You are viewing a plain text version of this content. The canonical link for it is here.
Posted to issues@spark.apache.org by "Hyukjin Kwon (JIRA)" <ji...@apache.org> on 2017/01/27 02:53:25 UTC

[jira] [Commented] (SPARK-14480) Remove meaningless StringIteratorReader for CSV data source for better performance

    [ https://issues.apache.org/jira/browse/SPARK-14480?page=com.atlassian.jira.plugin.system.issuetabpanels:comment-tabpanel&focusedCommentId=15840872#comment-15840872 ] 

Hyukjin Kwon commented on SPARK-14480:
--------------------------------------

removed `StringIteratorReader` concatenates the lines in each iterator into reader in each partition IIRC.

New line in the column was not supported correctly up to my understanding because rows can spawn across multiple blocks. This is a similar problem that we have not supported multiple JSON lines before up to my knowledge. 

Currently,  we have some open PRs for dealing with multiple lines support by using something like `wholeTextFile` for text or dealing with each file as a multiple line json, which I think we could solve this problem in that way if any of it is merged.
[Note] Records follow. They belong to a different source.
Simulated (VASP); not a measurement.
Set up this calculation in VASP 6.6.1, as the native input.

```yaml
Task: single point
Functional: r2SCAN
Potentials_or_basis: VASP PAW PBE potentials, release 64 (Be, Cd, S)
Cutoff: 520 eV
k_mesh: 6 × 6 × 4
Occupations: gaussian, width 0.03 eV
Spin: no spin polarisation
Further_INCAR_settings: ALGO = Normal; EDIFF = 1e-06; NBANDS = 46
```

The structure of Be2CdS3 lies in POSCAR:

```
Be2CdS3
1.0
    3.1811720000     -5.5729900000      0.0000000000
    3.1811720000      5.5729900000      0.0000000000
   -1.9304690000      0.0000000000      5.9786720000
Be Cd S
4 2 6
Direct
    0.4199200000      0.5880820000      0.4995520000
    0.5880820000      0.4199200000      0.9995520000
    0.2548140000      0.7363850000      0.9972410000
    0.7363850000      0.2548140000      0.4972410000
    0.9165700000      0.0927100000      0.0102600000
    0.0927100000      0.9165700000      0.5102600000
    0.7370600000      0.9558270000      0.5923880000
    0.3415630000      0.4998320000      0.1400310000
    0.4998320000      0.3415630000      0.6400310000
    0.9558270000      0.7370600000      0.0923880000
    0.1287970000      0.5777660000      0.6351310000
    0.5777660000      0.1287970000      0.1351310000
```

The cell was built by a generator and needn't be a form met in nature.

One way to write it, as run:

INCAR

I guess we introduced several regression or behaviour changes when we porting (which I believe are properly told ahead to committers before). 

(Actually, _if I remember this correctly_, I told about this problem several times to few committers/PMCs. I can try to find the JIRA or mailing thread if anyone feels wanting to verify this.)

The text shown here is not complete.